Human View Synthesis using a Single Sparse RGB-D Input
Novel view synthesis for humans in motion is a challenging computer vision problem that enables applications such as free-viewpoint video. Existing methods typically use complex setups with multiple input views, 3D supervision or pre-trained models that do not generalize well to new identities. Aiming to address these limitations, we present a novel view synthesis framework to generate realistic renders from unseen views of any human captured from a single-view sensor with sparse RGB-D, similar to a low-cost depth camera, and without actor-specific models. We propose an architecture to learn dense features in novel views obtained by sphere-based neural rendering, and create complete renders using a global context inpainting model. Additionally, an enhancer network leverages the overall fidelity, even in occluded areas from the original view, producing crisp renders with fine details. We show our method generates high-quality novel views of synthetic and real human actors given a single sparse RGB-D input. It generalizes to unseen identities, new poses and faithfully reconstructs facial expressions. Our approach outperforms prior human view synthesis methods and is robust to different levels of input sparsity.

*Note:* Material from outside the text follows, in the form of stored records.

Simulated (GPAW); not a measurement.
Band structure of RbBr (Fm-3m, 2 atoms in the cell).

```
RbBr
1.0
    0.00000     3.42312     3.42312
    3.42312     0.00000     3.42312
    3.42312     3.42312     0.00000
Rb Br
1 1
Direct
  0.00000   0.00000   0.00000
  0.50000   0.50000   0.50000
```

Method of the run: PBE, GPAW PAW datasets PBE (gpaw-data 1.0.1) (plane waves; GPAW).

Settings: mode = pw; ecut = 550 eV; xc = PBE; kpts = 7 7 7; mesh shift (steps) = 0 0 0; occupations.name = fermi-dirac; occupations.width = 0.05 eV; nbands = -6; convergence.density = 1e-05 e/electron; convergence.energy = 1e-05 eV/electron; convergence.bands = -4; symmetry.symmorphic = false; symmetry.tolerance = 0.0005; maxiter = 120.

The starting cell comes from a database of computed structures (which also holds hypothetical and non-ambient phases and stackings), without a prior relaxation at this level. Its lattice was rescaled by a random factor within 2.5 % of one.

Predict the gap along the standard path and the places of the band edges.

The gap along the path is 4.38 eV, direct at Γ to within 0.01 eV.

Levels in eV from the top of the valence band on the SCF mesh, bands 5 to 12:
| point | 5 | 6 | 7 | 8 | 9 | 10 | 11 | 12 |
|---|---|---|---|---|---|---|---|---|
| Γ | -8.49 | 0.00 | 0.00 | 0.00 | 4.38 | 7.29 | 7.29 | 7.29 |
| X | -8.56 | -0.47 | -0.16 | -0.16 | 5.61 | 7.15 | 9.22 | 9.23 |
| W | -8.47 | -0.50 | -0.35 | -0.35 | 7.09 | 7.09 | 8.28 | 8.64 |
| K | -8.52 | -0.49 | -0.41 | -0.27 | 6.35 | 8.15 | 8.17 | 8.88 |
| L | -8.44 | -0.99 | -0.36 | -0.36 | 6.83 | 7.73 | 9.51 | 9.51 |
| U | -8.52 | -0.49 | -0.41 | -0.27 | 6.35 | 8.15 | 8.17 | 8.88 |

Comparison of 3D point cloud transformations.
From a single RGB-D input, we obtain the warped image using: a depth-based warping transformation, neural point and sphere-based renderer. The novel image warped by Pulsar is significantly denser because Pulsar renderer not only provides the option to use a per-sphere radius parameter, but it also provides gradients for these radiuses, which enables to set them dynamically.
Sphere-based view synthesis network
The feature predictor F learns radius and feature vectors of the sphere set S. We then use the sphere-based differentiable renderer Ω to densify the learned input features M and warp them to the target camera T . The projected features are passed through the global context inpainting module G to generate the foreground mask, confidence map and novel image. Brighter colors of the confidence map indicate lower confidence.
Using an additional occlusion-free input, we refine the initial estimated novel view by training the Enhancer network. We infer the dense correspondences of both predicted novel view and occlusion-free image using a novel HD-IUV module. The occlusion-free image is warped to the target view and then refined by an auto-encoder. The refined novel view shows better result on the occluded area compared to the initial estimated.
We train our method on the synthetic data of the RenderPeople dataset and test the trained model on the real 3DMD scans. Qualitative results show that HVS-Net is able to generalize on unseen humans in the testing time.
Using a single sparse RGB-D input, point-based rendering method (SynSin) is unable to render realistic textures on the occluded regions at the target viewpoint and the skin of human is clearly different from the input image. Using just 10% of the input depth points from a single view, HVS-Net also outperform a recently proposed LookingGood method which utilizes a multi-view capture setup.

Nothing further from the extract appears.